Asante goes to replace Khaled Mikkawi who was CEO for MTN Rwanda for the last couple of year.
A circular issued by MTN Group CEO, Sifiso Dabengwa said “We congratulate Ebenezer Asante as the new CEO for MTN Rwanda.”
The Group CEO also thanked Mikkawi for his invaluable contribution to MTN whiles he was at MTN Rwanda as CEO.
Asante goes to MTN Rwanda with a wealth of experience. He joined MTN Ghana in 2008 as the Sales and Distribution Executive, responsible for Sales, Distribution, Trade Marketing, Channel Management and Design and the countrywide MTN branch network.
While at MTN Ghana he managed a team of 220 members plus seven Senior Managers and two General Managers, working with a budget of about GHC110million.
The current MTN Uganda SDE, Shaibu Haruna, for instance, worked on Ebenezer Asante’s team at MTN Ghana for years before his appointment to MTN Uganda.
Asante led team that designed and executed sales and distribution strategies and programs that delivered some US$700million turnover for MTN Ghana between 2008 and now, and during his service as SDE MTN Ghana actual number of subscribers grew from 3.9million in January 2008 to 9.9million now.
The new MTN Rwanda boss also has significant experience in creating a distinct customer service. Before coming to MTN, he spent 13 years with Unilever, where he held various roles, including that of Country Manager for Zambia in 2005. In 2006, Ebenezer was appointed as Customer Development Director, responsible for Sales and Customer development strategy and execution.
Asante holds a BA (Hons) Economics & Statistics degree from the University of Ghana, a Post Graduate Diploma in Management from Henley Management College, and was part of MTN’s Global Advancement Programme (GAP) in 2010.
MTN Group CEO said “We know he [Ebenezer Asante] will add tremendous value in his new role, not only to MTN Rwanda, but also to the MTN executive leadership team.”
Meanwhile, prior to Asante’s move to Rwanda, MTN Ghana had already sent Sakyi Opoku to that country as Senior Marketing Manager, while Clement Asante was also dispatched a couple of years ago to Liberia as Chief Marketing Officer.
Fact about Rwandan Telecoms Industry:
Currently there are four telecom operators in Rwanda; MTN, Tigo, Airtel and the state-owned Rwandtel. The three private telcos are mobile operators and Rwandtel is the only fixed line operator.
MTN entered the market in 1998 and currently it is the overwhelming market leader with 69% market share as of last year, followed by Tigo (2004) with a bit over 28% market share, and then Airtel, which entered the market only in 2010, has 2% plus market share.
The Rwandan government had planned to license a maximum of four private telcos but because of the size of the country’s population and purchasing power of its citizens, they have no immediate plans to license a fourth operator.
Telecom coverage in Rwanda was 97% as of last year, and mobile penetration was 45% against a population of 11 million.

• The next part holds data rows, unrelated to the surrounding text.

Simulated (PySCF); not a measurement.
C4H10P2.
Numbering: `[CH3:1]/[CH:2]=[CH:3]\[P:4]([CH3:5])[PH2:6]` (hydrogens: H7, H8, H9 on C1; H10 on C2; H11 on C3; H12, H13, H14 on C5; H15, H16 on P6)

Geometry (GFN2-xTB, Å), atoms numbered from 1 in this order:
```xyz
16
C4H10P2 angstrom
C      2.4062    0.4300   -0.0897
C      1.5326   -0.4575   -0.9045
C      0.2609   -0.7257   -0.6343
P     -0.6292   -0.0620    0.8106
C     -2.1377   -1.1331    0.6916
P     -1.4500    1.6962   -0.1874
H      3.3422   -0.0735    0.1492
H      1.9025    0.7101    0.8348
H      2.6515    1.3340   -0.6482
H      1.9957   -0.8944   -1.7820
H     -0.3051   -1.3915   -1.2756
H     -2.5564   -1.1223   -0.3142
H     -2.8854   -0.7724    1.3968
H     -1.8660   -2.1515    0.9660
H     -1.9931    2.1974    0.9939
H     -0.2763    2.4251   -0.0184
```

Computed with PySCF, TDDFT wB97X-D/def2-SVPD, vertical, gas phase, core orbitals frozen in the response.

The country has licensed 11 ISPs (Internet Service Providers) and seven of them, including all the three mobile operators, are currently operational.
The country is working on a plan that would give the telecom regulator, RURA (Rwandan Utilities Regulations Agency) regulatory powers over radio and TV stations through a memorandum of understanding, which would require the media to do self-regulation under the supervision of RURA.
RURA issues operational licenses to telcos through auctioning so there is no flat licensing fee, and the spectra fees is RWF1.2 million (about $2,000) per megahertz; and licenses are technology neutral, which means once a telco has a license it can have 2G, 3G or 4G network, but in accordance with what is stated in the licensing requirement. Telcos also pay a meager $10,000 per year for a block of one million numbers.
Telecom regulatory fee is one per cent of telcos’ annual turnover, just like in Ghana; but telcos also contribute two per cent of turnover into the Universal Access Fund, what is called the GIFEC Fund in Ghana. This is one per cent in Ghana, and it is used for providing last mile infrastructure in rural, un-served and under-served communities among other things.
Rwanda is also encouraging co-location and incentivizing telcos which extend services to the remote and less profitable un-served and under-served areas.
The regulator, the telcos and the local authorities have an agreement which ensures that local government levies on telcos for installation of infrastructure are within reasonable levels, unlike in Ghana where local authorities charge telcos arbitrarily unreasonable amounts as compared to what they charge other commercial organizations.
Rwanda learnt international gateway monitoring from Ghana, but it has gone ahead of Ghana and installed the system parallel to the gateways of the telcos and it is working great. Meanwhile, Ghana has still not been able to install its system because it was outlawed.